As a result, the fraction of VO2 Max you can sustain goes up.
That is performance.
This also explains why chasing VO2 Max directly so often misses the point. Maximal intervals may nudge the ceiling upward, but if fractional utilization does not improve alongside it, very little changes in real world application. You just end up with a bigger engine that you still cannot use effectively.
Threshold-focused training flips that equation.
Time spent around VT1 improves efficiency and raises the fraction of your capacity you can use comfortably for long periods. Work around VT2 increases tolerance to sustained high output and shifts the point at which fatigue accelerates. Together, they expand the usable portion of your aerobic capacity.
Interestingly, when you train this way, VO2 Max often improves as a result. As fractional utilization increases, the demand placed on oxygen delivery rises. Stroke volume adapts. Cardiac output improves. The ceiling lifts as a consequence of better use of what is already there.
You do not chase VO2 Max directly. You earn it by improving how much of it you can actually use.
The problem with glorifying VO2 Max as the headline metric is that it encourages the wrong behavior. People train too hard, too often, guided by a number that is frequently estimated, poorly contextualized, and only loosely connected to real-world performance. Sessions drift above thresholds without purpose. Recovery suffers. Consistency breaks down.

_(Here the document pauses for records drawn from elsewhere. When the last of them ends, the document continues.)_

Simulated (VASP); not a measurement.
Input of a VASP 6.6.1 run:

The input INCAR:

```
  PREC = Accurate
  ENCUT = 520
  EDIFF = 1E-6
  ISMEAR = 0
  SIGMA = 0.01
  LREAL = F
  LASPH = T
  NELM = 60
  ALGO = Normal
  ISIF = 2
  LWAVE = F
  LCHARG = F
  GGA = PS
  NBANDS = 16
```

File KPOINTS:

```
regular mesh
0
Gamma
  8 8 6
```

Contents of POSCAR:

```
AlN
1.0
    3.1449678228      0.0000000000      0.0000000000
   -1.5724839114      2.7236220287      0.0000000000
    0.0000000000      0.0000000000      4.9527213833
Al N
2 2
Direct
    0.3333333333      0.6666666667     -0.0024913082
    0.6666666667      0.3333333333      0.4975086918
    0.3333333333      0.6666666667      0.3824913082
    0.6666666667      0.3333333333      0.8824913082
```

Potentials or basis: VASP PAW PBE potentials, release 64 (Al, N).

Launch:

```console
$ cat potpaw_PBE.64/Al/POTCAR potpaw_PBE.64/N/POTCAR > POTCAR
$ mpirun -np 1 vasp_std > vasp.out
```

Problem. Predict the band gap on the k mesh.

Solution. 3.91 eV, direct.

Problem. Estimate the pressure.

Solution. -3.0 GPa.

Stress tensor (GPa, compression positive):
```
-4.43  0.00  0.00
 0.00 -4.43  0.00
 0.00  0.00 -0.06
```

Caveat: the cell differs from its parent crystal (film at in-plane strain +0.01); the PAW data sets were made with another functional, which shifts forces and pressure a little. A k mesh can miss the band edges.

Elite endurance athletes have understood this for decades. Their VO2 Max numbers are impressive, but not always exceptional. What separates them is how close to that ceiling they can operate, and how long they can stay there.
A high VO2 Max is interesting. It tells part of the story.
But performance is not about how big the engine is.
It is about how much of it you can actually use.
Build your thresholds. Improve your fractional utilization.
The rest usually takes care of itself.